THETA DRA (Theta Draconis). The long snaking body of Draco, the Dragon, starts with its tail
between the Dippers. At the southernmost point of its curve north
of Hercules lies Theta Herculis (sadly of no proper name), just a
couple doors east of Thuban, the once and
great pole star of ancient Egypt. Smack at mid-fourth magnitude
(4.01), Theta Dra is actually fairly nearby, only 68 light years
away, and is faint because of relatively low intrinsic luminosity.
This class F (F8) subgiant is not all that much brighter than the
Sun, radiating 8.6 solar luminosities from
its 6290 Kelvin surface. The two combine to yield a radius of 2.5
solar, the same value derived from direct measurement of angular
diameter. Seemingly rather ordinary, with a metal content 85
percent that of the Sun, the star has a couple unusual
characteristics, and a bit of mystery about it too. Theta is a
tight spectroscopic double (one observed through shifts in its
spectrum) with a 3.0708216-day period (known to the second) and a
remarkably high equatorial rotation speed of at least 28 kilometers
per second, which gives it a rotation period less than 4.5 days.
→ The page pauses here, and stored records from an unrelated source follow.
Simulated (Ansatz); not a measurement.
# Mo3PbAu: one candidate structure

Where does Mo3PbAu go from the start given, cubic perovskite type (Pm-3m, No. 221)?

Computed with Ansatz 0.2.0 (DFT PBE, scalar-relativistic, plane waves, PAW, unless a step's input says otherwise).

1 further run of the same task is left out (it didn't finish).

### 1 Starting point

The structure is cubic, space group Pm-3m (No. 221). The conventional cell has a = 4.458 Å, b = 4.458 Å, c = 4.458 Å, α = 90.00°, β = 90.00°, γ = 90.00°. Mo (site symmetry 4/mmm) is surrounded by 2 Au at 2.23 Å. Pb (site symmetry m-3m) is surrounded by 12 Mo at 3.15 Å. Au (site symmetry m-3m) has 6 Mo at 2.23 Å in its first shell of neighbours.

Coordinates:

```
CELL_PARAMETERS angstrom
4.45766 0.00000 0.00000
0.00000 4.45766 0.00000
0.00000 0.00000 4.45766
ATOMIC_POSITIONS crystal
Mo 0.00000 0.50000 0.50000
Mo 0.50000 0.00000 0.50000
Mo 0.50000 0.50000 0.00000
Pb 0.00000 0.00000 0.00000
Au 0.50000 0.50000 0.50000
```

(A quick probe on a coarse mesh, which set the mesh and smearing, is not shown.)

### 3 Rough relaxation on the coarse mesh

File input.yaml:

The tilt of the axis cannot be directly found, so we have only
these limits on rotation. More remarkably, the dim companion's
spectrum has been detected through sophisticated infrared
technology, which gives a low orbital eccentricity, a mass ratio of
0.38 (secondary to primary), and masses of 1.21 and 0.46 solar,
making the secondary a dim class M2 dwarf. Evolutionary
considerations show a bit higher mass for the primary, around 1.5
solar, the star nearing the end of its core hydrogen-fusing
lifetime (hence the subgiant category). From the masses and
period, we find an orbital separation of a mere 0.05 Astronomical
Units, just 7 to 8 million kilometers, 13 percent Mercury's
distance from the Sun. The high rotation speed may well be due to
tidal effects that have spun the stars into synchrony (much as one
face of the Moon always points toward Earth). If so, the real
rotation period is the same as the orbital period, 3.07 days, which
in turn means that the axial tilt is about 45 degrees from the line
of sight. Curiously, however, direct measurement of orbital size
(which just gives a lower limit) suggests that the rotation pole
points more toward us than the 45 degree tilt, which in turn makes
for an even higher rotation speed, which is very unusual for such
a cool class F star. In any case, the high rotation speed helps
produce magnetic "chromospheric" activity (the "chromosphere" in
the Sun the layer between the bright surface and the outer hot
corona that is visible during a solar eclipse), though no magnetic
field has actually been detected. Stars are not just little bright
points in the sky -- each has its own distinctive personality.